PARIS — One week after four thieves swept through the Louvre in just seven minutes, the first arrests have been made in a case that exposed critical security weaknesses and wounded French pride, reports BritPanorama.
The robbers arrived early last Sunday with a furniture-lift truck, sliced through a window of the Galerie d’Apollon, threatened guards and smashed through two display cases, stealing eight of France’s crown jewels. The four suspects then sped off on scooters before police could respond.
Their take — necklaces, tiaras, and brooches once worn by France’s long-departed royals and worth an estimated 88 million euros ($102.63 million) — has left investigators racing against time to recover the missing pieces before they can be broken up and melted down or sold off.
The arrests were made on Saturday, with one man detained while “preparing to leave the country” from Paris Charles de Gaulle Airport, according to Paris prosecutor Laure Beccuau. Two additional men were taken into custody on suspicion of organized theft and criminal conspiracy.
Yet, seven days on, the daring heist raises uncomfortable questions about how the world’s most visited museum was breached so easily. The thieves parked a monte-meubles — a truck mounted with a basket lift — and used it to access a second-floor balcony, seemingly without drawing the attention of police or security.
The presence of such manned vehicles on the streets outside the Louvre is not unusual, museum security officers noted. “Often there are window cleaners,” said Vanessa Michaux Valora, a security officer at the museum for 21 years and a SUD union representative. “Now we’re aware they no longer work at weekends, but at the time it didn’t look unusual.”

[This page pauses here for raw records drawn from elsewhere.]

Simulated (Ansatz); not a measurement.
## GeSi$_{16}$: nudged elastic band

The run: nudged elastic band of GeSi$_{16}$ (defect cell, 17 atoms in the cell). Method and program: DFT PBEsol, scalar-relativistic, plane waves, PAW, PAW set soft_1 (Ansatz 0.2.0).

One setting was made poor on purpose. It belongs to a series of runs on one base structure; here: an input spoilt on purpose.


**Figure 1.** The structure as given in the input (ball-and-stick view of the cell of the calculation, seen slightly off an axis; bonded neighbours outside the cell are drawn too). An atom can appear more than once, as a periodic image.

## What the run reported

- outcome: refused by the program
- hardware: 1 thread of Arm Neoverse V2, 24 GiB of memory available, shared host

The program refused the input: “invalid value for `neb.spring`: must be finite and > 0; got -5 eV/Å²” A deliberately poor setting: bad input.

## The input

Julien Dunoyer, a security worker and union representative with two decades of experience at the museum, commented on ongoing work at a garden below the gallery, suggesting the elevator ladder was not unexpected. “That’s the problem with having lots of works in different locations,” he added.
Valora and Dunoyer mentioned they were working in different parts of the museum during the theft and were unaware a burglary had taken place when asked to evacuate people outside. “We were asking ourselves whether it could be an attack and we needed to make sure everyone was safe,” Valera stated. “We didn’t expect it to be so catastrophic. It’s extremely shocking. We’re really hurting.”
Louvre director Laurence des Cars told French senators that the theft had exposed “weaknesses” in security. “We did not detect the thieves’ arrival early enough,” she stated, attributing this to insufficient cameras monitoring the museum’s perimeter.
Following the theft, the SUD Culture labor union blamed the “destruction of jobs dedicated to security” and funding shortfalls for security equipment. Gallery attendants, ticket agents, and security personnel at the museum staged a brief walkout in June, protesting chronic understaffing and poor working conditions.
French President Emmanuel Macron announced a six-year renovation of the museum earlier this year, including funding for security upgrades.
For a nation whose character is defined by proud displays of history and culture, the incident is viewed in some quarters as a national humiliation. Macron labeled it “an attack on a heritage that we cherish because it is our history.” He vowed to “recover the works and the perpetrators will be brought to justice,” asserting, “everything is being done, everywhere, to achieve this.”
Alexandre Portier, the lawmaker leading the French parliament’s inquiry into the theft, remarked that the heist had left a “wound,” with rising fears that the treasures may never be seen again. “I worry that as we speak the jewels have already been dismantled, chopped up, and risk being altered,” Portier noted. “Even if we find all the elements, we couldn’t put back together the crowns and necklaces that were stolen.”
The stolen items “belong to mankind, as part of our common history,” he added, and “these may be lost, for all humanity.”